MRO Enters Limited Deployment

  • Published
  • By Eric Branum

On July 25, 2024, the Maintenance Repair and Overhaul (MRO) system received approval to “go-live” and deployed to the Propulsion Maintenance Group at Tinker Air Force Base, Okla.

The Air Force Sustainment Center (AFSC) wasted no time as it used MRO to perform maintenance actions on Public-Private Partnership Workloads involving the F119 engine in the first few weeks.

Enhanced Hypercare Support is providing heightened customer support and attention as production operations commence. This initial deployment includes over 500 users across both the finance and maintenance community and represents the culmination of years of planning and design, build, and testing of the MRO system.

This first limited deployment allows the AFSC to reduce risk before expanding to larger workloads.

MRO development and implementation has been a team effort with the AFSC product owner participation in the development and test process; infrastructure and services from the Enterprise Resource Planning Common Services program; interface support from trading partners; interoperability testing by the Joint Interoperability Test Command; and test support by the Air Force Operational Test and Evaluation Center.

MRO provides an integrated capability for planning, scheduling, and executing organic depot maintenance to support agile planning, optimized workload assignment, resource allocation, integrated quality, and maintenance- driven Department of the Air Force Working Capital Fund financials auditability.

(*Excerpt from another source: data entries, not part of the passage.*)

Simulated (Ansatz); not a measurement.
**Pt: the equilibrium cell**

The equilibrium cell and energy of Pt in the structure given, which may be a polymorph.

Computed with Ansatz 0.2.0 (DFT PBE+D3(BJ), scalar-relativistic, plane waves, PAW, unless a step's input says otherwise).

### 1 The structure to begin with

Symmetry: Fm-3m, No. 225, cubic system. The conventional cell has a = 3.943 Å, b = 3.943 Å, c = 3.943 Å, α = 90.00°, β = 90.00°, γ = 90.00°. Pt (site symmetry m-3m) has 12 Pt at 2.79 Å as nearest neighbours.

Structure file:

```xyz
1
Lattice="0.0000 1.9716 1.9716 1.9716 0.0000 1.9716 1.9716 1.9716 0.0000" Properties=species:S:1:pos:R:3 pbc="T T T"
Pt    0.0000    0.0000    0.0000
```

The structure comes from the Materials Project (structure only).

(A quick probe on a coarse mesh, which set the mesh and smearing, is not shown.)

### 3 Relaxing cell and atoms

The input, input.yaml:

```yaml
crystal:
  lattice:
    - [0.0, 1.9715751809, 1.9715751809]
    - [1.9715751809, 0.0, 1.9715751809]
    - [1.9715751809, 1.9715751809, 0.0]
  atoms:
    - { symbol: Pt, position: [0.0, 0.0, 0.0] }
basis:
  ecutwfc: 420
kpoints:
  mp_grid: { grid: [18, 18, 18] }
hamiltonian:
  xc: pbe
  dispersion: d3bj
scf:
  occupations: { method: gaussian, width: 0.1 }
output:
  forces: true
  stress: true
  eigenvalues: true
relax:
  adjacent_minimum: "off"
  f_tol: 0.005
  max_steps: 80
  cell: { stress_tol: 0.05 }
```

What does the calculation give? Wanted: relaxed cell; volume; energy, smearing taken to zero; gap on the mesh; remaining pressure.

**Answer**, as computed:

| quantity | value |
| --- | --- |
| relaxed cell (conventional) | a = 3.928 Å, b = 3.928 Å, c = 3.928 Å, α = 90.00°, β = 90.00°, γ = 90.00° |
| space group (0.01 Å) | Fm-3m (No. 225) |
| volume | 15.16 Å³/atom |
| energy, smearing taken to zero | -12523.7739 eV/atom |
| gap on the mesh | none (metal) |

The first MRO release was built using a mature commercial off-the-shelf (COTS) software product. The System Implementer customized it using a limited number of Reports, Interfaces, Conversions, Extensions, and Workflows (RICE-W) to address the Air Force’s unique needs.

Agile scrum teams will iteratively add capabilities to support additional workloads and functions. Iterative deployments will provide updated training, workload specific data, and user provisioning, ultimately supporting approximately 20,000 users across AFSC.